Justice Katz also creates an artificial distinction between the factors when she asserts that the 180 day time limitation is mandatory because it is "qualitatively different" from other, concededly discretionary factors that the grievance committee considers, such as the amount in dispute. Findings as to the amount in dispute and the timeliness of an arbitration request are not discretionary in and of themselves but, rather, require the exercise of discretion when the grievance committee decides whether to forward the arbitration request to the hearing panel.

The contention that the arbitration request requires the applicant to declare under penalty of perjury that it is filed within 180 days also has no bearing on whether the filing time is mandatory. As we subsequently note in this opinion, the applicant must agree when filing the arbitration request to abide by any potential arbitration award and to comply with it promptly, whereas the arbitration manual provides for an appeal from the grievance committee's dismissal of an arbitration request, thus strongly suggesting that a dismissal on the ground of an untimely filing is not an award.

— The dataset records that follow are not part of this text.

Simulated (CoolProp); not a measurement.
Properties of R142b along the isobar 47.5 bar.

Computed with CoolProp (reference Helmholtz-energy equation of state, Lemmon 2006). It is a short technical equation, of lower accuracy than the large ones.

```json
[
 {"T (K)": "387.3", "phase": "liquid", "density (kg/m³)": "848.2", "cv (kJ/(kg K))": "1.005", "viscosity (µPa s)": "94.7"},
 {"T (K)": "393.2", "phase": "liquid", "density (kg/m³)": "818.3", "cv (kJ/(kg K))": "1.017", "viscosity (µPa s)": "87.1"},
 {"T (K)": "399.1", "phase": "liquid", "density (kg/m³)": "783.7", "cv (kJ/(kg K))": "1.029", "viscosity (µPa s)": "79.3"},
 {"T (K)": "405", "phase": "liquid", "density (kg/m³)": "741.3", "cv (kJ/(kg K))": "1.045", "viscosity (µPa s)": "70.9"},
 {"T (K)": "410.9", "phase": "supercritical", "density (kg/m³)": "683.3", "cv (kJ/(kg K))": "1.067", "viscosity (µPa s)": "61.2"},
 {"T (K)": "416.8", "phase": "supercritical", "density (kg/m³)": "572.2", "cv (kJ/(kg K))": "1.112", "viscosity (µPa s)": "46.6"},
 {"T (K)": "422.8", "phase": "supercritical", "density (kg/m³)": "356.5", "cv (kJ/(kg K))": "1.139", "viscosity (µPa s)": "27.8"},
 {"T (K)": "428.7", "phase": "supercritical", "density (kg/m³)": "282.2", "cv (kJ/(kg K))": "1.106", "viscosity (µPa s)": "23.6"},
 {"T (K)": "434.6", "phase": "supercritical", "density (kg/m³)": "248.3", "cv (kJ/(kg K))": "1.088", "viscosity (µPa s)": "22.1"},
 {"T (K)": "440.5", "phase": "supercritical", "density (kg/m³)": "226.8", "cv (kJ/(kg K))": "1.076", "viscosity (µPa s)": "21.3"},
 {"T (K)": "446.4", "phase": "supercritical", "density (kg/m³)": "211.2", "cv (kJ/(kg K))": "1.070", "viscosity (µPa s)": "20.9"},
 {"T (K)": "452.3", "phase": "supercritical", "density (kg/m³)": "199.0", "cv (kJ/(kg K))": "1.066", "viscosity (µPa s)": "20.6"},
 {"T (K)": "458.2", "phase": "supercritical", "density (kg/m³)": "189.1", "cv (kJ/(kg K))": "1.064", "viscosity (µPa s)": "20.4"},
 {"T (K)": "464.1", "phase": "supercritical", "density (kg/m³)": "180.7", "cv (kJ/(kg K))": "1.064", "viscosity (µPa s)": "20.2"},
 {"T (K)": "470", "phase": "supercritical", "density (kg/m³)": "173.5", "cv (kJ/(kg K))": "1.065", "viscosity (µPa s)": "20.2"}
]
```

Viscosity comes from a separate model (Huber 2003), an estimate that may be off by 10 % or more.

Lastly, merely because the obligation to file an arbitration request within 180 days is not binding does not thereby allow the parties to pursue their claims in another forum or to undermine arbitration as a means of settling disputes because the committee only is required to "consider" the eleven factors and, therefore, a late filing does not necessarily preclude arbitration.

We also note that Justice Katz' assertion that the 180 day filing period may be mandatory has significant constitutional implications. She correctly notes that 180 days is an exceptionally short period of time in which to bring an arbitration request when compared to the applicable statutes of limitations in most court actions. See, e.g., General Statutes § 52-577 (tort claim shall be brought within three years from "date of the act or omission complained of"); General Statutes § 52-577a(a) (product liability claim shall be brought within three years from date "injury, death or property damage is first sustained or discovered or in the exercise of reasonable care should have been discovered"). In addition, treating the dismissal of an untimely arbitration request as an award when the issue of timeliness has not been submitted to the arbitrator deprives the party filing the request of the right to a fair trial because an award under the terms of the parties' agreement is final, subject only to confirmation or vacating by the trial court. Accordingly, the party filing the request would have no opportunity to receive a hearing on the issues submitted for arbitration by either the arbitrator or the court. We therefore reject the reasoning of Justice Katz' concurring and dissenting opinion.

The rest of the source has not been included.